Projects for the Next Fiscal Year—Part 4 (of 6)

Ven. Bhikkhu Bodhi

12. India: System of Rice Intensification (SRI)

Badlao Foundation aims to empower people for social transformation and help them achieve self-reliance and gender justice. The organization promotes an equitable social structure and helps women and other socially disadvantaged peoples to claim their rights. Last year BGR completed the second year of a three-year partnership with Badlao to improve the economic status of 150 marginalized families in the Deoghar district of Jharkhand state, one of the most impoverished districts in the country.

The grant for the third year will enable Badlao to extend the program to an additional 50 families, for a total of 200 beneficiary families. The project aims to improve the economic status and financial independence of women, 88% of whom are moderately to severely malnourished. The selected farmers will be taught how to improve their livelihoods by making more effective use of their land. A women farmers’ association (Mahila Sabha) will be established to sell produce and manage finances.  Regular meetings for the beneficiary families will cover agricultural training as well as rights and responsibilities, gender issues, and the importance of education and health. Year three of a three-year project made possible by a generous grant from the India Charitable Trust.
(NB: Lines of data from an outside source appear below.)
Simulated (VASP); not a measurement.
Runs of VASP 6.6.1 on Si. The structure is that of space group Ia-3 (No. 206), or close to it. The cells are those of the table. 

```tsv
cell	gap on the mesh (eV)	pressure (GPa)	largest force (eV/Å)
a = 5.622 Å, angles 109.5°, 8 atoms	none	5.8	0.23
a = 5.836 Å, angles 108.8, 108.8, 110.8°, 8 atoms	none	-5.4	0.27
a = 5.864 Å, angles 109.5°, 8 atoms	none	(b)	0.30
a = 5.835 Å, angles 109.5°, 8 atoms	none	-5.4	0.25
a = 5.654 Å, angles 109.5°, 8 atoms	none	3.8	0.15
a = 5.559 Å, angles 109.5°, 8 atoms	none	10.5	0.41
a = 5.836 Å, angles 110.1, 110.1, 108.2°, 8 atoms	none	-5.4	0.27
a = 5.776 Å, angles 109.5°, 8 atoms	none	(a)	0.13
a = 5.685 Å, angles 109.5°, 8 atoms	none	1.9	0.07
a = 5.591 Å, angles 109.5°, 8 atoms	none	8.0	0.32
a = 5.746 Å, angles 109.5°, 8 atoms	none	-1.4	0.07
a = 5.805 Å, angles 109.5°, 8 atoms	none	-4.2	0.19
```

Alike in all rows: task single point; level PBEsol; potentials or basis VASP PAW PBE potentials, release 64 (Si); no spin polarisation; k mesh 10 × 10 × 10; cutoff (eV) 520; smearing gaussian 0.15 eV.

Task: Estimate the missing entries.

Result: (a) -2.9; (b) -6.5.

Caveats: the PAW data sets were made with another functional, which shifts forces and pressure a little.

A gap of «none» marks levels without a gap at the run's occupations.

13. India: A Girls’ Hostel and Women’s Community Center bcttanov2014 010

Bodhicitta Foundation is a socially engaged charity established in 2001 by the Australian Buddhist nun, Ayya Yeshe, to help Dalits (scheduled classes) and slum dwellers in the state of Maharashtra. Last year, a two-year partnership between BGR and Bodhicitta culminated in the establishment of a women’s vocational training and community center in Nagpur, one of the largest cities in the state. Now Bodhicitta plans to create a girls’ hostel for thirty girls aged 14–20, who will be trained as social and health workers or to qualify in a vocation. The girls will be selected from Bihar, one of the poorest states in India, from rural Maharashtra, and from the urban slums of Nagpur—ten from each region. They will be trained for three years, after which they will return to their villages with the skills to empower other young girls, create their own businesses, and pass on their knowledge. In this way, thirty girls will become agents of change and establish institutions that will benefit hundreds of girls and women in the future.Such a project is especially important in India because investing in girls’ education can alleviate poverty and the ignorance that oppresses poor girls and women.

The  BGR grant will also go to support the women’s job training and community center. At the center, the women will receive education, loans, and business training to empower them to start their own businesses and gain income that will directly increase the well-being of their children, families, and communities, lifting them out of poverty. The community center creates space for awareness-raising, health workshops, counseling, career guidance, and quality education that is currently lacking in the difficult environment of a large industrial slum. Year one of a three-year project.

14. India: Enhanced Food Security for Women Farmers

This is the third year of a three-year partnership with Oxfam India on a project being implemented in 13 villages in the Tehri Gharwal district of the Uttarakhand region. The project is designed to benefit over 6500 people in 1200 households of small and marginal farmers. Its focus is on enhancing food security for women farmers by building a sustainable production system that can prove resilient in the face of a changing climate. The project strengthens integrated farming systems; increases the use of the System of Rice Intensification (SRI); and teaches non-pesticidal sustainable agriculture.

This third year of the program will see the formation of a farmer’s field school; build the capacities of village-level resource persons; offer further training on low-input sustainable agriculture and forest, water, and soil conservation; and create links with the government to spread new information.